They didn’t waver then, and didn’t a year earlier, when Meyer was sitting in the bowels of Lucas Oil Stadium in Indianapolis, an empty look on his face after a gut-wrenching loss to Michigan State in the Big Ten Championship Game kept his team from playing for the national title.
He blamed himself for that loss, and it bled into an Orange Bowl loss to Clemson and became two losses — and a boatload of questions about Ohio State and Meyer’s ability to change the culture — to finish the season. Now throw the injury to Miller on top of that pile, and then an early home loss to Virginia Tech and understand the mess that this team, this program, responded from.
J.T. Barrett rebounded from that brutal loss and became the Big Ten’s most valuable player before breaking his ankle in the regular season final . Then this crazy, goofy, loveable third-stringer took over, and as crazy as it sounds, Ohio State got better. A lot better.
They got closer, they leaned on each other, they played with and for each other. As corny and clichéd as it sounds, they became a team.
“One injury, one man down, wasn’t going to derail our season,” said Ohio State center Jacoby Boren. “If anything, it made us stronger. You’ve got to be physically and mentally stronger than the other guy to win at this level.”
That was the Ohio State offense Monday night, running the same counter power run play over and over — just switching sides of the field to run it — with Elliott grinding down the Oregon defense behind an offensive line that Meyer said was a huge issue at the beginning of the season.

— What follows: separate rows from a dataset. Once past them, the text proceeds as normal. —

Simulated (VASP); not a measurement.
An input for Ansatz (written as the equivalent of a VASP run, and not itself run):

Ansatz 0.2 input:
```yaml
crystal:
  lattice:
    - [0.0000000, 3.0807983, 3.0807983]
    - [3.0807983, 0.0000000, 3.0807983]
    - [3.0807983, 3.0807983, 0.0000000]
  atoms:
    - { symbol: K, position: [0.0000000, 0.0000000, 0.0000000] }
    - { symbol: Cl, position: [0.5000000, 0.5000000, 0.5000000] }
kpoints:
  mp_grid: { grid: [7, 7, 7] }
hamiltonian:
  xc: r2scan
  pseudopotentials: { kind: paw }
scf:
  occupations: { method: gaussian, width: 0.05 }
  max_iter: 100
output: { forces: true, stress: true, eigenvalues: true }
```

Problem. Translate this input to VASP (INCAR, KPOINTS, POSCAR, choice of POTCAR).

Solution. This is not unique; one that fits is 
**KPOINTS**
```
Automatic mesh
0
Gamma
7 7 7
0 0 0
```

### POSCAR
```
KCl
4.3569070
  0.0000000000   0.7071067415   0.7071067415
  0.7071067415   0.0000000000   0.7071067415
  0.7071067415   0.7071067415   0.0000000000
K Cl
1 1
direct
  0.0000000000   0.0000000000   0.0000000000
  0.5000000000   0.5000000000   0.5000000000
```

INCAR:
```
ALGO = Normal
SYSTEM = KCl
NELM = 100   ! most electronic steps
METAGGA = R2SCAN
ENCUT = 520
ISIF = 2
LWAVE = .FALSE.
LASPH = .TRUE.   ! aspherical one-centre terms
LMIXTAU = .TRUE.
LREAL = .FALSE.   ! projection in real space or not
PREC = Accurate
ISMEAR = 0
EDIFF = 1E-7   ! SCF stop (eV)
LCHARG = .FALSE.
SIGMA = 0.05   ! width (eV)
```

“Young guys that had no idea what they were doing,” Meyer said. “They scared me to death.”
Midway through the third quarter of the CFP Championship Game, Meyer was leaning on that same line with that same counter power run — a play at the heart of the Buckeyes’ 296 rushing yards. By the time Elliott crashed over the goal line with less than a minute to play on his 36th carry, he had rushed for 246 yards and four touchdowns.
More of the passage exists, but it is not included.